✂️ Optimize `BuiltinTimeSeries` to reduce DB calls #1032

JGreenlee · 2025-02-26T17:16:57Z

For find_entries and find_entries_count we split the queried keys by which collection we expect them to exist in. If there are no keys for one of orig_ts_db or analysis_ts_db, we end up making an INVALID query: "{'metadata.key': 'invalid'} to that DB

Unsure why this was the case, I dug into the blame and found 14aa503

Return a blank cursor instead of an empty iterator if there are no matches
If there are no matches for a particular query, perform an invalid query and return the resulting empty cursor instead of an empty list iterator.
This allows us to use cursor methods such as .count() on the result of get_entries_for_timeseries.

However after a few years of code churn I believe this is no longer necessary; the methods that call _get_entries_for_timeseries, which are find_entries and find_entries_count do not use Cursor methods or return a Cursor type. _get_entries_for_timeseries now includes both the count and the Cursor in its return value. find_entries_count just uses the count and find_entries returns an iterator created from the Cursor via itertools.chain, not the Cursor itself

Although these queries will theoretically never return any matches, they are still queries and could involve some overhead (particularly on production where we've seen the DB not using indices properly). If they are pointless, they should be eliminated, as that could reduce the total number of queries significantly (almost by half in many cases)

shankari · 2025-02-26T18:20:18Z

@JGreenlee this is great, but I think we can go a bit further.

See my comment here:
e-mission/e-mission-docs#1109 (comment)
in particular

Regardless, the count of the entries is a nice to have, and is extremely useful for debugging, but we don't even return it externally.
I also looked through all uses of find_entries and we almost always wrap the values returned in the cursor in a list, so just converting the cursor to a list right here and getting the count should also work.

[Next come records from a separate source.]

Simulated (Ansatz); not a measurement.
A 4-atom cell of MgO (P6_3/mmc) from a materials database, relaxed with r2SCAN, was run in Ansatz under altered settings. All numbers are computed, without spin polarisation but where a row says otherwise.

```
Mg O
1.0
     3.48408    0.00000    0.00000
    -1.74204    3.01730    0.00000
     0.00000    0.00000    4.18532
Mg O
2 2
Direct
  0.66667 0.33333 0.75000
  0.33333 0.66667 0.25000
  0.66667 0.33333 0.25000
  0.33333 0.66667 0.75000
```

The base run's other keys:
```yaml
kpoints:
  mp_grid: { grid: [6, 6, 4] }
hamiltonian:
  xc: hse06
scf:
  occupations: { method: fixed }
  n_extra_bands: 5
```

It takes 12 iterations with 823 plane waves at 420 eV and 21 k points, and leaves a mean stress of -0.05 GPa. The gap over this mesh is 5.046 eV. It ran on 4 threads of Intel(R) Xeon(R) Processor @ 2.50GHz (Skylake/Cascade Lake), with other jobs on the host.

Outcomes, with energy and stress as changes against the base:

This should drop the DB queries by another 50%

For the record, we used to return the cursor because it allows us to iterate over entries one by one instead of reading the entire list into memory and introducing memory pressure. But right now, it is better for us to optimize for DB calls than for memory usage. And we wrap the cursor in a list or a dataframe anyway.

I did take a look at all uses of find_entries, but didn't feel confident enough to make the change at 11pm the weekend before going on reduced hours. But now that we have more time, I think we can optimize that as well.

I am happy to merge this and address that as a separate optimization, or just wait and merge both together.

LMK what you think

JGreenlee · 2025-02-26T18:32:40Z

@shankari In the current implementation, does the construction of the iterator (return itertools.chain(orig_ts_db_result, analysis_ts_db_result)) cause all entries to be read into memory?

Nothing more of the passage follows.